Carola Binney Carola Binney

Theresa May should beware of grammar schools

In 1960, my father failed the eleven-plus. He was lucky: his parents could afford to send him to a private school. In 1968 he went up to Cambridge, in 2000 he was elected a Fellow of the Royal Society and last year he retired as head of Theoretical Physics at Oxford.

Although it was seldom recognised as a condition in the 1960s, my father’s late academic development and early difficulties with basic literacy skills are characteristic of dyslexia. Dyslexia runs in families,  and I very much doubt that I, a card-carrying dyslexic, would have passed the eleven-plus either. While I may never reach my father’s academic heights, after an inauspicious start to my school career I did well in my GCSEs and A-Levels and graduated from Oxford this summer.
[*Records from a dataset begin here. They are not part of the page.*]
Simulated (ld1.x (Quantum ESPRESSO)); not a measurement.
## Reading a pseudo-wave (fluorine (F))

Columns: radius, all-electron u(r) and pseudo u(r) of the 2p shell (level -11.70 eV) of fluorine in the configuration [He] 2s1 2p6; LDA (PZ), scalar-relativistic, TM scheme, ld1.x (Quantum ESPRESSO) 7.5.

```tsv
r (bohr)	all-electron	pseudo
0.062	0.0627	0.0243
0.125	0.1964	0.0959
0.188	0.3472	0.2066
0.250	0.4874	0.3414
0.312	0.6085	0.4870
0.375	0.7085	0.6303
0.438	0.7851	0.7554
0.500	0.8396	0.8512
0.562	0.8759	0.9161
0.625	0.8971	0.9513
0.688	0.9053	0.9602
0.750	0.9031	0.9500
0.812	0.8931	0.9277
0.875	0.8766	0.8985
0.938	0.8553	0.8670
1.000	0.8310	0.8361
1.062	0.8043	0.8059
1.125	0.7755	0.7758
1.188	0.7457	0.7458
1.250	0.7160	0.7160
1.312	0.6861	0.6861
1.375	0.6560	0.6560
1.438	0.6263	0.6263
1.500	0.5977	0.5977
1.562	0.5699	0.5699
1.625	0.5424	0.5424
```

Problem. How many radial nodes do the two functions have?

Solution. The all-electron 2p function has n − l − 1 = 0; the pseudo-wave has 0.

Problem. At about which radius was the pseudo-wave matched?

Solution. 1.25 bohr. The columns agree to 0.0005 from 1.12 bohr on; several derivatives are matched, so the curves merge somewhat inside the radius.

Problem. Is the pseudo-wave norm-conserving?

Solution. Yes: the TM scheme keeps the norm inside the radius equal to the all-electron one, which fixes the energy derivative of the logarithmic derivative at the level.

Learning difficulties are not uncommon – dyslexia alone is thought to affect one in ten children in the UK – and nor are they the only reason why a child with great academic potential might fail to shine in a set of exams taken when they are only eleven: poor primary school teaching, having a summer birthday and simple chance must all have consigned many a bright child to a Secondary Modern.

Theresa May is a grammar school girl herself, and understandably supports the expansion of a system within which she thrived: it was reported on Friday that she plans to lift the ban on new grammar schools imposed almost two decades ago.